Final answer:
The volume of 3.20 mol of gas at 1.50 atm and 20.0 °C is calculated to be 49.424 L using the ideal gas law equation and converting the temperature to Kelvin.
Step-by-step explanation:
To calculate the volume of the gas in the rigid container, we need to use the ideal gas law equation, which is PV = nRT, where P is pressure, V is volume, n is the number of moles of gas, R is the ideal gas constant, and T is temperature in Kelvin. Given the values, P = 1.50 atm, n = 3.20 mol, and T = 20.0 °C, we first need to convert the temperature to Kelvin (T(K) = T(°C) + 273.15). So T = 20.0 + 273.15 = 293.15 K. The ideal gas constant R when dealing with atmospheres for pressure is 0.0821 L atm/(mol K).
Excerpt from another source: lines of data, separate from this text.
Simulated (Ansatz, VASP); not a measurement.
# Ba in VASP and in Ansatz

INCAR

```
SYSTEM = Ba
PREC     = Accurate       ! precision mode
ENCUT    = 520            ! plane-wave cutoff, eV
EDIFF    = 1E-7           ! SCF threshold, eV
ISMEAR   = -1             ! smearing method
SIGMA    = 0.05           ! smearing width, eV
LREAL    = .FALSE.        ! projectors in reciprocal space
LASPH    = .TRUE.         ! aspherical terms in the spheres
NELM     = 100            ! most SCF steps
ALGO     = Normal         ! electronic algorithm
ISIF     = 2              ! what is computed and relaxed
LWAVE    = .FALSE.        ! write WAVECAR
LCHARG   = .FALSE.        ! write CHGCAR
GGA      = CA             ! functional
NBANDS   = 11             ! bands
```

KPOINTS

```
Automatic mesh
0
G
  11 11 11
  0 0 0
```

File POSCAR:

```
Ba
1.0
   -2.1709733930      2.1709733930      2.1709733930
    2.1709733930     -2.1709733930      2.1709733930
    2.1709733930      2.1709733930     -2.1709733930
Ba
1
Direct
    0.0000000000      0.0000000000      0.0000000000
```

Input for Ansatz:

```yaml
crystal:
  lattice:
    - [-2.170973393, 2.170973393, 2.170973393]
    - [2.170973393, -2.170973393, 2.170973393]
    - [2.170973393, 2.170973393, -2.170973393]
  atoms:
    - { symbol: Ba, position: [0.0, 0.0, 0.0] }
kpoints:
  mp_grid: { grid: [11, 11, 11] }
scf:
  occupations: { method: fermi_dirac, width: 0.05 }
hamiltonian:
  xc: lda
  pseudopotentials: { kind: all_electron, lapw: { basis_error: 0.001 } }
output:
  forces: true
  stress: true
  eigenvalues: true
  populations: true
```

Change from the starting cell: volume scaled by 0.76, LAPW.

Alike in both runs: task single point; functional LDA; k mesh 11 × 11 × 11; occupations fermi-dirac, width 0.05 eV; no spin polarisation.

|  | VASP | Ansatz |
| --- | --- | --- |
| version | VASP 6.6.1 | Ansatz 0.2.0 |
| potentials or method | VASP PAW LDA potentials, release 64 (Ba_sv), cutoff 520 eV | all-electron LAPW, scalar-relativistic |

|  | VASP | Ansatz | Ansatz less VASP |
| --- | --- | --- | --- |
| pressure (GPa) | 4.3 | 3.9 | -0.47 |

Now, substituting the known values into the ideal gas law equation, we can solve for the volume (V).
V = \(\frac{nRT}{P}\) = \(\frac{3.20 \text{ mol} \times 0.0821 \text{ L atm mol}^{-1} \text{K}^{-1} \times 293.15 \text{ K}}{1.50 \text{ atm}}\)
After performing the calculation, V = 49.424 L, which is the volume of the gas.